Our neighbors want to see us dead. This is not a question that leaves much room for compromise.

Golda Meir, cited in The New York Times, December 9, 1978

We have no eternal allies, and we have no perpetual enemies. Our interests are eternal and perpetual, and those interests it is our duty to follow.

Lord Palmerston in the House of Commons, March 1, 1848

If only Israeli strategic policy were founded on the enduring, down-to-earth wisdom embodied in the two preceding quotations. They convey the essence of Israel’s international and regional environments – the cynical self-interest that characterizes the former, and the unbridled brutality that characterizes the latter.

In recent decades, any understanding of these basic precepts seems starkly absent from the formulation – and certainly, the implementation – of Israeli strategic plans.

Politics as moralistic self-recrimination


As The Wall Street Journal’s Bret Stephens recently pointed out, the conduct of Israel’s international politics, which ought to be an exercise in power and preservation of self-interest, has degenerated into moralistic self-reflection and self-recrimination.

In an international environment characterized by cynical self-interest and a regional environment characterized by unbridled brutality, such behavior is wildly inappropriate, and unless reined in and reversed, self-destructive.

As Operation Protective Edge drags on, needlessly and inexplicably, into its fourth week, one thing is becoming excruciatingly clear: Israel has lost all sense of strategic direction.

After almost a month of fighting, Israel has not been able to accomplish even one strategic goal it set (and repeatedly re-set) itself – however modest that might be.

It has not been able to compel Hamas to cease fire and accept “calm in exchange for calm.” It has not been able to halt the rocket fire on its civilian population. It has not been able to disrupt – kill or capture – in any significant numbers the senior echelons of Hamas’s chain of command and control. It has not been able to eliminate the threat of terrorist infiltration via the network of underground tunnels...

Worse, while success in achieving its declared goals still eludes Israel, casualties continue to mount alarmingly with each passing day, despite a policy of reluctance and restraint supposed to prevent them.

Incomprehensible and unacceptable

It is becoming increasingly difficult to comprehend – and accept – the military outcome achieved so far, given the dramatic imbalance of power between the protagonists in the ongoing Gaza conflict.

The IDF has a standing force of just under 200,000 and active reserves of about 500,000. Hamas gunmen, by most estimates, number 15,000 to 20,000. The IDF has some of the most advanced weaponry in the world. It has one of the world’s largest and most formidable air forces, superb special forces units, outstanding intelligence, a modern Armored Corps and artillery and a well-equipped navy. Hamas has none of these.

There are no jungles of Vietnam into which it can disappear, no long supply lines for it to disrupt...

It is, thus, inconceivable that the IDF should not be able to overwhelm its lightly armed, hopelessly out-numbered adversary, trapped in well-defined, highly constricted geographical confines, devoid of any significant topographical obstacles, and impose, within a relatively short time, unconditional surrender on it forces.

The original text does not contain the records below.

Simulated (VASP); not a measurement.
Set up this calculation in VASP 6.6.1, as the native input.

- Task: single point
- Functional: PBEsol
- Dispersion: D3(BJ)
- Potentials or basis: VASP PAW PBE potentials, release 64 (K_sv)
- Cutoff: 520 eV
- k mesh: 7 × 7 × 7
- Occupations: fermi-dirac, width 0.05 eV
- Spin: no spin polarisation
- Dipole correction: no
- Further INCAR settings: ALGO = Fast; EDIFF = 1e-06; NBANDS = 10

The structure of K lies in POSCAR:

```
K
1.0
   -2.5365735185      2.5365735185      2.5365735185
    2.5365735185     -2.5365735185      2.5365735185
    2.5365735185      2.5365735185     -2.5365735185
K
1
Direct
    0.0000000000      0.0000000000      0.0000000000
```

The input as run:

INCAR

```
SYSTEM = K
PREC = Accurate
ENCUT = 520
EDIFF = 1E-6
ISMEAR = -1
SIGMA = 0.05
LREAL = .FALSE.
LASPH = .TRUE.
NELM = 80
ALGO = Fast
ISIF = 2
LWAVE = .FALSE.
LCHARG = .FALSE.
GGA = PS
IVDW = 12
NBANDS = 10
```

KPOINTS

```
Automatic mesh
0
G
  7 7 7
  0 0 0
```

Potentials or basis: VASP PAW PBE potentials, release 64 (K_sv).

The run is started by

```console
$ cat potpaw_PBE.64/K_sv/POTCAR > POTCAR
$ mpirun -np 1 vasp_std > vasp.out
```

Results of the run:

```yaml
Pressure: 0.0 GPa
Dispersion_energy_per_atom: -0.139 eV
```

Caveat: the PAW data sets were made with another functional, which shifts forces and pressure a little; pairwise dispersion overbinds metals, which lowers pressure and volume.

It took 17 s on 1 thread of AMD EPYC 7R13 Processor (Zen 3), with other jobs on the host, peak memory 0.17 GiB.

Any other outcome can only be attributed to abysmal political leadership, suffering from an utter lack of understanding of what is required from it at this crucial junction in the nation’s history.

Gigantic strategic blunder

The government has done almost nothing that it should, and has done much that it should not.

The adoption of a policy of restraint is a gigantic blunder. It is playing right into the hands of Israel’s foes – both its detractors trying to delegitimize it politically and its ferocious enemies trying to destroy it physically.

Not only will “restraint” not achieve any lasting substantive goals, not only will it inflict all the harm it was designed to avoid, it will undermine the very pillars on which the survival of Israel as the nation-state of the Jews is dependent.

I have cautioned repeatedly against the policy of successive governments that try to avoid/postpone confrontations which Israel can win, until the country is forced into one which it might not. We may now be on the cusp of precisely such a confrontation.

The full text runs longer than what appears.